Archie Comics has sold more than two billion comics worldwide, but its eponymous star needed updating – or rather, eliminating. Such is life in the cut-throat world of American cartoons, reports Tim Walker

Archie Andrews may not wear a Spandex outfit, but he is as enduring and all-American a comic book hero as Captain America. Both characters were created in 1941, which means that Archie – still a teenager on the page but 73 years old in real terms – has survived the Second World War, the Cold War, the Summer of Love and the rise of the internet.

Yet, as Captain America’s latest blockbuster movie rakes in record box-office receipts, his beloved contemporary is about to be killed off. Archie Comics announced this week that its friendly, freckled namesake will be shot dead in a forthcoming issue, sacrificing himself to save a friend.

The Life With Archie series, which follows the course of Archie’s life as an adult, will reach a climax when its hero meets his end in issue No 36, to be published on 16 July.

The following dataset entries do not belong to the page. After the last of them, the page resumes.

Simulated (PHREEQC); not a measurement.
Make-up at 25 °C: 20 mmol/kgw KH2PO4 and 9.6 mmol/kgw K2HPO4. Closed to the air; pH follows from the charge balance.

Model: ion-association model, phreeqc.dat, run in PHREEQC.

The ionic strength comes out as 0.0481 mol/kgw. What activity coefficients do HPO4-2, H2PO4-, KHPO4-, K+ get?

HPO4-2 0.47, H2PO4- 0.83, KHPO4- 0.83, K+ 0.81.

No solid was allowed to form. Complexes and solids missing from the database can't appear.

Jon Goldwater, the chief executive of Archie Comics, told CNN: “Archie dies as he lived – heroically… He dies saving the life of a friend, and does it in his usual selfless way. Archie has always been a representation of us – the best of us – our strengths and our faults.”

Mr Goldwater added that the character’s demise would “allow us as a company and the world to take a moment to look at Archie’s life as a whole and recognise him as one of the most important characters – not in just comics – but in popular culture”.

Archie has long been considered a nostalgic artefact of the post-war years. Co-created by artist Bob Montana, and based in large part on his own high-school experiences in the small town of Haverhill, Massachusetts, the comics take place in the fictional town of Riverdale.

Archie, his friend Jughead and his duelling love interests – posh Veronica and middle-class girl-next-door Betty – spend much of their time hanging out in Pop Tate’s Chocklit Shoppe, a mid-century soda shop based on the high-school haunts of Haverhill teenagers in the 1930s. The four main characters play together in a band, The Archies, which also features Archie’s rival, Reggie.


Over the years, Archie Comics has sold more than two billion of its publications worldwide. Yet much like Steve Rogers – the man beneath Captain America’s Spandex outfit – Archie is a character who needed updating for the modern world. The Life With Archie comics have explored several potential futures for its venerable hero. The final issue, No 37, will pick up with his friends a year after his death to see how Betty, Veronica and Jughead have dealt with bereavement.

Life With Archie shows what happens when Archie becomes an adult and starts dealing with grown-up issues,” said Mr Goldwater. “We’ve been building up to this moment since we launched Life With Archie five years ago and knew that any book that was telling the story of Archie’s life as an adult had to also show his final moment.”

Though the adult Archie’s days are numbered, teenage Archie will live on in other series. His death is part of a headline-grabbing shake-up at Archie Comics, led by Mr Goldwater, the grandson of John L Goldwater, one of the firm’s founders. Last month, Roberto Aguirre-Sacasa, a former writer for the telelvision shows Glee and Big Love, was named the company’s chief creative officer, with a remit to draw a larger and younger audience to the Archie titles.

Lena Dunham, the creator and star of the sitcom Girls, has signed up to write a four-issue Archie storyline that will be published next year. Mr Aguirre-Sacasa told The Daily Beast that Dunham’s plot would revolve around a reality TV programme filming in Riverdale. “It’s going to be both a quintessential Archie story and a quintessential Lena story,” he said.

Archie takes charge of the play (Archie Comic Publications)

Mr Aguirre-Sacasa’s appointment comes after Archie published a crossover comic featuring characters from Glee, as well as a series called Afterlife With Archie, in which Riverdale is invaded by zombies. That title has had a galvanising effect on the bottom line: in 2011 and 2012, Archie Comics sold an average of 60 per cent of the copies it printed, but every issue of Afterlife has so far sold out.

Mr Aguirre-Sacasa’s first encounter with the company came in 2003, when Archie Comics issued a cease-and-desist order over his play Archie’s Weird Fantasy, which was due to open in Atlanta. The play depicted Archie coming out as gay and moving to New York. The title of the play was changed to Weird Comic Book Fantasy, and the characters renamed. In 2010, however, Archie and Co encountered Riverdale’s first openly gay resident, Kevin Keller, who now has his own bi-monthly comic. Last year, the company won a media award for the character from the Gay and Lesbian Alliance Against Defamation Award.

The company’s other comic book properties include Sabrina the Teenage Witch and Josie and the Pussycats, which have been adapted for TV and film. Mr Goldwater has said he hopes to expand the Archie Comics universe further into other media, including more movies. If he really is as great a hero as Captain America, Archie could easily be resurrected – or perhaps he’ll just come back as a zombie.